I presume that when you say:
> If i do onunload without split it´s ok
you mean the command starts without a nutty error but still fails when the output file reaches 2GB. Otherwise, why would you be posting.
What I see is that you are misunderstanding the pipe "|" usage in the shell. So let's clarify what's happening with your command:
> onunload -t archivo.out -b 32 -s 1000000 dbname | split -b 100k
This splits the STDOUT of the onunload process. There is no reason to believe it's going to split the file [that you specified with -t]. SO let's take that split out of the command line; onunload does not produce much stdout output unless it gets a gadzillion errors. (Actually, thouse would probably go to stderr so the split is utterly meaningless here.)

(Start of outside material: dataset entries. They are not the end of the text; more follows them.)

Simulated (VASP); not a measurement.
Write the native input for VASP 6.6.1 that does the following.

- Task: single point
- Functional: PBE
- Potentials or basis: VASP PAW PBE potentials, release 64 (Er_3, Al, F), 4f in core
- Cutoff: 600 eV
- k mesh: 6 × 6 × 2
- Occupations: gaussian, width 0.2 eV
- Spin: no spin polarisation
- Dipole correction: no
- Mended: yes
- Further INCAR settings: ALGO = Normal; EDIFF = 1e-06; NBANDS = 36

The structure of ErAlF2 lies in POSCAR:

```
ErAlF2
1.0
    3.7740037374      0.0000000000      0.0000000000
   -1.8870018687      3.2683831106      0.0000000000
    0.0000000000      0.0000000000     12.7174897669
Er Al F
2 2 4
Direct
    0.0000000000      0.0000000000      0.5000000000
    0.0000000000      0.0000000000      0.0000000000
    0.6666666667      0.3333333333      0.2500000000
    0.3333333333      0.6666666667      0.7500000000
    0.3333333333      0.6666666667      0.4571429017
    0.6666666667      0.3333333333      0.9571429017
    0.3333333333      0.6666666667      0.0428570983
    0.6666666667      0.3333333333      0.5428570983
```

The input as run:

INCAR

Now, let's address the reason you want to split: Repeating my guess from above, I'd say you are getting an error when the file reaches a certain size, like 2GB. Two possible causes; both may be true.
1. Your target file system has not been configured for "large files". As your Unix admin to fix this silliness.
2. You are using a version of IDS earlier than 9.4; none of the commands therein are "large file safe". You can't just quickly upgrade to >= 9.4, much as you should.
Either way, you must somehow split the "tape" file.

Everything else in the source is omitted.